Sometimes the simplest objects become the keepers of our greatest love.

For several years after my divorce, I moved often enough that packing became second nature. At times, I felt like a college student changing dorm rooms. Every move required another decision about what was worth carrying and what had to be left behind.
You learn, eventually, what is important to you and what is worth the effort to actually pack up and move, and what is worth the struggle of letting go.
And, sometimes that struggle is a very real but necessary decision.
There were things I left behind simply because I no longer had the emotional bandwidth to carry them.
One thing that always stayed steady in every move was the three boxes of childhood memories – not my childhood memories, but my children’s. Those three boxes got me through some really dark times. They became a lifeline for my motherhood lost to those very dark days.
Never, not even once, did I think to toss those memories of those precious times. I probably would have walked on fire to save those memories if I had ever had to.
“I probably would have walked on fire to save those memories if I had ever had to.”
The boxes contained their early artwork, the outfits that I brought them home in, and photos that I took of them because every second needed to be documented. I didn’t know why I needed all those photos then, but I found out what a comfort they could be over the years.
I don’t recall how I left without that rocking chair, or maybe I gave it back because one move was just that horrible- I just don’t recall.
I do recall finding it in the baby furniture store over thirty years ago. It went perfectly with that white wicker crib.
I remember that first nursery. We were moving soon, and I didn’t do much to decorate. The move was going to take us five states away within six months of James’s birth.
The crib sat in the room with a chest of drawers and that beautiful wicker rocker. The furniture was white, and the theme was Beatrix Potter. The feeling was just like a new baby – soft and comfortable.
I am not sure how it escaped me that the rocker made a squeaking noise when you sat in it and rocked. I think that new mom glow masked the squeak, squeak, squeak of the rocking.
James didn’t like it too much. Even if I got him to sleep as soon as the squeaking stopped, he would wake up.
This ended up being very frustrating.
There was a period of time when I was alone with him for several weeks while we were in transition. It had to have been close to midnight when I got him back down. He was in his crib sleeping – it was a miracle. You know that kind of miracle when that fussy baby who only likes to lie next to you is sleeping in another room. The space it gives a new mom so she can breathe again. Yeah, that kind of small miracle.
Those were the years when parents were told to let babies cry it out.
Every generation seems to receive different advice, and every generation believes they are doing what is best.
Looking back, I don’t remember the advice nearly as much as I remember loving him.
That rocking chair recently came back to me. It’s worn, and it’s changed colors several times – white, yellow, and now it’s brown.
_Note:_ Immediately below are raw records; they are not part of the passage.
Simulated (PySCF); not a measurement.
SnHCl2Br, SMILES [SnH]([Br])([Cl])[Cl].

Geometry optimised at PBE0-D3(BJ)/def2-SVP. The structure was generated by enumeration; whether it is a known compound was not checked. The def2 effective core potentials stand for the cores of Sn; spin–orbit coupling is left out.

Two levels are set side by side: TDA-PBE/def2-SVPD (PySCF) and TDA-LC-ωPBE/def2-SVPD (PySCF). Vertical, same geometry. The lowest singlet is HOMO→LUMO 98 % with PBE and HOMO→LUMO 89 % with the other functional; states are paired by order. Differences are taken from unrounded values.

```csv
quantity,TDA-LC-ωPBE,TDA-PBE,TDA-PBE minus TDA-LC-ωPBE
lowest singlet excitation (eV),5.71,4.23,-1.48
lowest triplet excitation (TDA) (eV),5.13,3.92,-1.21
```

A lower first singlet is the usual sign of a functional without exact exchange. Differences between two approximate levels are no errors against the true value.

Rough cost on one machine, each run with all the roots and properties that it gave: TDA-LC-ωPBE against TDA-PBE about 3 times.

But what I see now is all the love that went into rocking one baby at a time.
When I look at it now, I don’t see worn paint or squeaky joints. I see a young mother who was doing the best she knew how.
Perhaps that’s what love does.
It leaves itself behind in ordinary things.
A photograph.
A tiny outfit.
Three memory boxes.
An old rocking chair.
We think we’re keeping the objects.
“We think we’re keeping the objects. In truth, they’re keeping pieces of us.”
In truth, they’re keeping pieces of us.
That rocking chair came back to me long after I stopped needing it—but perhaps that was exactly when I was finally ready to understand what it had been holding all along.